[MXNet model-r50-am-lfw] MXNet to TensorFlow: a variable (named id) generated from no where

Question

[MXNet model-r50-am-lfw] MXNet to TensorFlow: a variable (named id) generated from no where

tengerye opened this issue 6 years ago · comments

TengQi Ye commented 6 years ago

Platform: ubuntu 16.04

Python version: Python 3.6.4 :: Anaconda

Source framework with version: MXNet 1.1.0 with GPU

Destination framework with version: Tensorflow 1.1.0 with GPU

Pre-trained model path (webpath or webdisk path): https://drive.google.com/open?id=1x0-EiYX9jMUKiq-n1Bd9OCK4fVB3a54v

Running scripts:

python -m mmdnn.conversion._script.convertToIR -f mxnet -n model-symbol.json -w model-0000.params -d resnet50 --inputShape 3 112 112
python -m mmdnn.conversion._script.IRToCode -f tensorflow --IRModelPath resnet50.pb --IRWeightPath resnet50.npy --dstModelPath tf_resnet50.py
python -m mmdnn.conversion.examples.tensorflow.imagenet_test -s tensorflow -p resnet -n tf_resnet50 -w resnet50.npy

TengQi Ye · Answer 1 · Tue Apr 03 2018 16:13:22 GMT+0800 (China Standard Time)

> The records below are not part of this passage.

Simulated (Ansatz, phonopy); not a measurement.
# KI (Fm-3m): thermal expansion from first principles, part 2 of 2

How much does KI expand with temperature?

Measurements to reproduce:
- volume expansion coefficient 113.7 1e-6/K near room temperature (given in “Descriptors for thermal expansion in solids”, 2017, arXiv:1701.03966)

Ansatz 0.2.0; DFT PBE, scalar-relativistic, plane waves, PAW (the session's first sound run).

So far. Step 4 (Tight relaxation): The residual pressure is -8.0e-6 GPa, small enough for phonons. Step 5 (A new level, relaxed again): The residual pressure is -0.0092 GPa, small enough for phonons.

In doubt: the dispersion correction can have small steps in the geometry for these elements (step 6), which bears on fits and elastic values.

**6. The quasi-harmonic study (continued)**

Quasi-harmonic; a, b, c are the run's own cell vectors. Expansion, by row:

With the first script, I got:

[15:56:05] src/nnvm/legacy_json_util.cc:190: Loading symbol saved by previous version v0.12.1. Attempting to upgrade...
[15:56:05] src/nnvm/legacy_json_util.cc:198: Symbol successfully upgraded!
/home/yetengqi/anaconda3/lib/python3.6/site-packages/mxnet/module/base_module.py:53: UserWarning: You created Module with Module(..., label_names=['softmax_label']) but input with name 'softmax_label' is not found in symbol.list_arguments(). Did you mean one of:
	data
  warnings.warn(msg)
Warning: MXNet Parser has not supported operator null with name data.
Warning: convert the null operator with name [data] into input layer.
IR network structure is saved as [resnet50.json].
IR network structure is saved as [resnet50.pb].
IR weights are saved as [resnet50.npy].

With the second script, I got:

Parse file [resnet50.pb] with binary format successfully.
TensorflowEmitter has not supported operator [_copy].
id
Target network code snippet is saved as [tf_resnet50.py].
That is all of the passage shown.